A Brief Charge to Senior Boys Graduating from Providence
On May 17 Providence celebrated its seniors at the Senior Day Assembly. The whole school, along with families and friends, gathered to thank God for the Class of 2024, to remember their journey, and to look forward to their future.
At the Senior Day Assembly each year two members of the faculty deliver solemn charges to the seniors, one to the gentlemen and one to the ladies. This year Rhetoric School teacher Anderson Underwood delivered the charge to the male graduates, and I’m sharing it below. (I plan to share Mrs. Laura Whiddon’s charge to the senior ladies next week.)
Mr. Underwood’s charge (which was published on the Circe Institute blog) is not only an excellent meditation for you, but also for your sons. At Providence we envision partnering to graduate young men who understand their calling to be men of strength, well-grounded in the truth of Scripture and shaped by the classical vision.
Many thanks to Mr. Underwood for his stirring words to the senior gentlemen:
In the opening scenes of the Odyssey, Athena presents a vision of manhood. She sees a man as one who protects his family, who upholds his ancestors’ honor, and who stands up to wicked men. She encourages Telemachus to be like his father in this. We have spent a lot of time this year studying this vision of manhood and what it takes to achieve such a vision.
The old stories are full of similar tales. History and mythology leave little question as to what a man is or should be. But even Athena was missing something.
You have been given that something. If you have graduated from a Christian school of any kind worth its salt, then you have been given the profound gift, by your parents, church, and school, of growing up in the knowledge and love of Christ. You are therefore accountable for that gift, and to bury your talents would be a gross misuse of them.
I originally thought it would befit a charge for graduating seniors to quote the Aeneid. Aeneas, in his mourning for Pallas, ends his mourning with a poetic line: “Hail forever and farewell!”

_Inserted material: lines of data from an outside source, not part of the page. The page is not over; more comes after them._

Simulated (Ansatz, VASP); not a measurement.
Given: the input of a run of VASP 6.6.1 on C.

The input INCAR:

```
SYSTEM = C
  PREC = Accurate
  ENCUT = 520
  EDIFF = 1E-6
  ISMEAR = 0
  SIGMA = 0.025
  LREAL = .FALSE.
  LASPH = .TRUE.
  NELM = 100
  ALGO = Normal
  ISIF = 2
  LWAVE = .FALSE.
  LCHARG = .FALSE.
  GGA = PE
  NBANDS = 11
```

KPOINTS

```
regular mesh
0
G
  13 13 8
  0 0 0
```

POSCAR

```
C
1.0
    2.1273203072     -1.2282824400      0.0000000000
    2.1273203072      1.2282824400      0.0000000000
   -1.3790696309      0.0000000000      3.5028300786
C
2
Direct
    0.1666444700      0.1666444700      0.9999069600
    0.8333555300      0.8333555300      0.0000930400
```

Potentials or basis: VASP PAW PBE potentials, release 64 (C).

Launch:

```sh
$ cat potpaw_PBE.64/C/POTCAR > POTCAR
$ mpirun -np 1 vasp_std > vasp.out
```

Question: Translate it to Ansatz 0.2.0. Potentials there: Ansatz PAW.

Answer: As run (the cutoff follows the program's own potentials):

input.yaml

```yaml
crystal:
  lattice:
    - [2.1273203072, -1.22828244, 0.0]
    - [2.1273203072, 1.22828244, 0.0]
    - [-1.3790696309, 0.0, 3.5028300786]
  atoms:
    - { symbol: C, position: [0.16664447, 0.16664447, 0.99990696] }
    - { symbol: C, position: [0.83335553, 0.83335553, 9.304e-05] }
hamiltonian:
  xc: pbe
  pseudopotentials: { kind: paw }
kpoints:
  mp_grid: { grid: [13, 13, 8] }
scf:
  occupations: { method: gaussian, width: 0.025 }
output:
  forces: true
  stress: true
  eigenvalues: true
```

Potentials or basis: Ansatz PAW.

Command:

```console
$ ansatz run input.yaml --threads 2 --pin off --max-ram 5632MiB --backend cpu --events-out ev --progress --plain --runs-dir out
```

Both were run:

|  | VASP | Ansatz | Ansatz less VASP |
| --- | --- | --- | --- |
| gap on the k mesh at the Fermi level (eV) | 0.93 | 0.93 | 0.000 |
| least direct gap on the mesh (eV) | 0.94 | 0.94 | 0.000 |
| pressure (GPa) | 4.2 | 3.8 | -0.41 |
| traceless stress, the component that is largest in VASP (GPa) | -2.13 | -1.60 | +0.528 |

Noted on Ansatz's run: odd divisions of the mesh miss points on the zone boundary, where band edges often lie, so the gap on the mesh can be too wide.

But such a sendoff would be inappropriate for the context of a graduation. You are not being sent off as corpses to be mourned. You are being sent as sheep among wolves, but as sheep that are fully, fiercely alive. Your teachers expect to see you again, and to see the goodness of the Lord acting in you here–in the land of the living, as the Psalmist says.
My charge then is threefold:
My first charge: be a man in the order of the true Man. Do not be content to be an Odysseus. You have been called to something higher. Christ has shown you what Odysseus could not have known: that glory and safety only find their fruition in sacrificial Love. You must therefore take up a calling much heavier even than that of the epic heroes you have read. This call is, as Lewis wrote in the Weight of Glory, a call “so heavy that only humility can carry it, and the backs of the proud will be broken.” Seek then, therefore, the kingdom of God. Do not just follow Him but seek to love Him.
My second charge: do not neglect your beginnings or despise what is familiar. It is a great gift to have a boring testimony. You do not need to be “cool” or have the most scars to be an interesting person in college. What you have suffered does not make you half so interesting as what you love. As you now step into a world that does not accept your faith, share your values, or value your virtues, you must remember from whence you came. Your families and your school are there at your back. They love you. They want to see you succeed. Let them be the wind in your sails and do not think of your departure so much as leaving them as it is of going forward in faith.
My third charge: find a church; love her and serve her. As Cyprian said: God is your Father; the Church is your mother. You were never meant to walk alone. It is an incredible gift to know that wherever you go, to Connecticut or Cambodia, the Church will be there, advancing. You cannot be the man you were made to be without being committed to, and serving, the Church. Do not put it off; do not wait to “get your bearings” before looking. It is the Church that will make your bearings accurate. And do not merely attend. As Paul says to Timothy, do not let anyone despise your youth. You must not only show up, but you must serve her. If you are not needed, you will not go on the days you are tired. Make yourself needed so you remember how much you need her.
In The Return of the King, Tolkien describes Aragorn’s ascendance to the throne of Gondor. He is noble, strong, and brave, and that is how he gains the crown. But what gains him the hearts of the people is not his glory. It is not even his strength. As the commoners said of him, in hushed tones, in awe and amazement: “The hands of the king are the hands of a healer.” This, more than anything else, was what won Aragorn the love of the people.
You are called as men to lead—in your church, family, and community. But you are not called to dominate them. Your hands, if they will best represent Jesus and His life on earth, must be hands that heal, restore, and build others up. You will need strength to do it, and nobility, and all the rest. But your hands must be the hands of a healer.
We are very proud of the men you are becoming. We are excited to see the Spirit draw you ever closer to Himself.
So fellas: Hail forever and don’t forget to write.